Regression & Correlation Flashcards
What does correlation refer to?
Degree to which two quantitative variables are related
What is commonly used to measure correlation in quantitative parametric data?
Pearsons correlation coefficient
What does value of correlation coefficient ‘r’ vary between?
-1 to +1
Units of ‘r’?
None
When is correlation coefficient not valid?
If data is not independent (paired)
When can Fishers transformation be used?
To compare two correlation coefficients for hypothesis testing
What are Partial correlations?
Correlations between two variables after adjusting for a third variable
What is Spearmans correlation (rho)?
Non-parametric equivalent of Pearsons
What can Spearmans be used for?
To test association between two variables if at least one is ordinal or
If sample size is small despite being continuous variables
or if non-linearity is suspected or
if non-normal distribution is noted for both variables
What does Spearmans assume?
Difference between each pair of ordinal variables is the same i.e. the ranks are equidistant
If the difference between each pair of ordinal variables is not the same, how can one calculate correlation?

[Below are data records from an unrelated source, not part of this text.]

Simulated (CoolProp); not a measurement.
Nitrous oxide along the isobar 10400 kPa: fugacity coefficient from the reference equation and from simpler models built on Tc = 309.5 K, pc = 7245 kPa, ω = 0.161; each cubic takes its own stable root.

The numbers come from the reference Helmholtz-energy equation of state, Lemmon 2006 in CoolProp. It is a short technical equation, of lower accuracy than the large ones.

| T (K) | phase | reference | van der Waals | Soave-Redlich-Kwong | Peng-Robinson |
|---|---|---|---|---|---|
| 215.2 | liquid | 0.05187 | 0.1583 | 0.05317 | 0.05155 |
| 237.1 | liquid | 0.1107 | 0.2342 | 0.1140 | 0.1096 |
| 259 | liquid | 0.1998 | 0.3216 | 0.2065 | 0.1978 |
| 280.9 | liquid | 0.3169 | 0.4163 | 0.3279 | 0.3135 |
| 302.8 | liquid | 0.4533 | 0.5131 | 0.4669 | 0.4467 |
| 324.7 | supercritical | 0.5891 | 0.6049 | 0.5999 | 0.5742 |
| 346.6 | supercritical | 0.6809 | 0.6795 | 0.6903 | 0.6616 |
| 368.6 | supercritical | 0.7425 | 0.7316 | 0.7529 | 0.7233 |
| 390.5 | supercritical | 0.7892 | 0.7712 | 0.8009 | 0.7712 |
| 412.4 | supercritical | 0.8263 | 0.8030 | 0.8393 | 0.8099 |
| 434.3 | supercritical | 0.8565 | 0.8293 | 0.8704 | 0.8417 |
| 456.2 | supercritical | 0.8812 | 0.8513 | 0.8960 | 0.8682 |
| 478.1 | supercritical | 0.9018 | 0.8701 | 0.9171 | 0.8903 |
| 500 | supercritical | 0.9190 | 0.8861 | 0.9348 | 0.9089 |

Kendalls Tau - appropriate measure of nonparametric correlation
What does regression statistics help with?
Helps predict what value one variable will be if given a particular value of the other variable
Explain the formula for simple linear regression
y = a +bx
B = regression coefficient A = intercept on y axis
What can simple linear regression predict?
Probable score in Y axis from known score in X axis i.e. dependent variable can be predicted from value of independent variable
How does one determine the value of a and b for regression?
Using a scattergram and method of least squares
Explain the method of using a scattergram and method of least squares
Hypothetical straight line is constructed so that its vertical distance from various points of observations on a scattergram is kept to a minimum; this is called the residue.
The sum of the square of residues is kept to a minimum for a regression line of good fit
What happens in multiple linear regression?
Several independent variables together predict a single dependent variable
What type of technique is multiple regression?
Multivariate
What is the name of the independent variables in multiple regression?
Covariates
What is the name of covariates which may be highly correlated with each other?
Collinearity
Effect of collinearity?
May disturb the regression
When is regression coefficient useful?
Examine confounders
What can be used to express correlation coefficients?
CI
What does square of regression coefficient test?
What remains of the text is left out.